Heads were indignant this week about a report from a committee of MPs that says some schools are failing to collect figures about bullying because they worry about their reputations. All schools have anti-bullying policies and most make strenuous and imaginative efforts to implement them. Yet, a month after a report from the United Nations children's fund (Unicef) found that UK children were the world's unhappiest, the MPs' fears cannot be easily dismissed. One of the most distressing features of the report was that fewer than 45 per cent of young people here feel that their peers are kind and helpful, compared with 70 per cent in the Netherlands and the Scandinavian countries.
Schools are a part of this picture. A system which compels teachers to focus on tests and targets, which puts competition before collaboration and results before relationships, does not encourage kindness and co-operation.
A 2003 Ofsted report comparing schools in England, Finland and Denmark showed that teachers in England were most concerned about differentiating between their pupils' skills. Those in Scandinavia focused on promoting a positive view of the world and keeping pupils learning together.
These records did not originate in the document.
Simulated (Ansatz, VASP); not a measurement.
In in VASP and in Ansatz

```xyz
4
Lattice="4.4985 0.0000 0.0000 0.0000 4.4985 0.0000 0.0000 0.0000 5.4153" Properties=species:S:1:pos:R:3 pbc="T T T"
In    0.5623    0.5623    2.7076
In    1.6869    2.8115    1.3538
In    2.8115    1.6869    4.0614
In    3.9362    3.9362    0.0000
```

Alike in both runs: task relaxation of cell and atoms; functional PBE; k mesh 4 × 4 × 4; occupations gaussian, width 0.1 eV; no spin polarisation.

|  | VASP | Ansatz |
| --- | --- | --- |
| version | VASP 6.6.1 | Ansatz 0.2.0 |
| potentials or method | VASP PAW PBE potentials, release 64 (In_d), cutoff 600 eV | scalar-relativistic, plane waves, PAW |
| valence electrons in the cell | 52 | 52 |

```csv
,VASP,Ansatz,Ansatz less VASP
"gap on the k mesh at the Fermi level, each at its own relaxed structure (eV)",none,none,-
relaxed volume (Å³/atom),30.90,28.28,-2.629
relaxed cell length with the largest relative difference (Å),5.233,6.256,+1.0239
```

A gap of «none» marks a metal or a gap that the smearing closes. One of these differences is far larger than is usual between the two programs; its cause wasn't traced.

So the MPs' belief that we have a bullying problem is probably well-founded. They are right to emphasise that bullying should never be tolerated. But the committee's remedy - a national inquiry - is tired and unconvincing. A shift in the Government's view of the purpose of education might make a difference. Schools could play a bigger role in beating bullies if they were freed from the tyranny of testing. Anthony Seldon, the head of Wellington College and TES columnist, has put happiness on the timetable because he believes his pupils' well-being is as important as exams. The Danes pride themselves on using schools to encourage co-operation. It's a harder subject to test than maths but it matters more.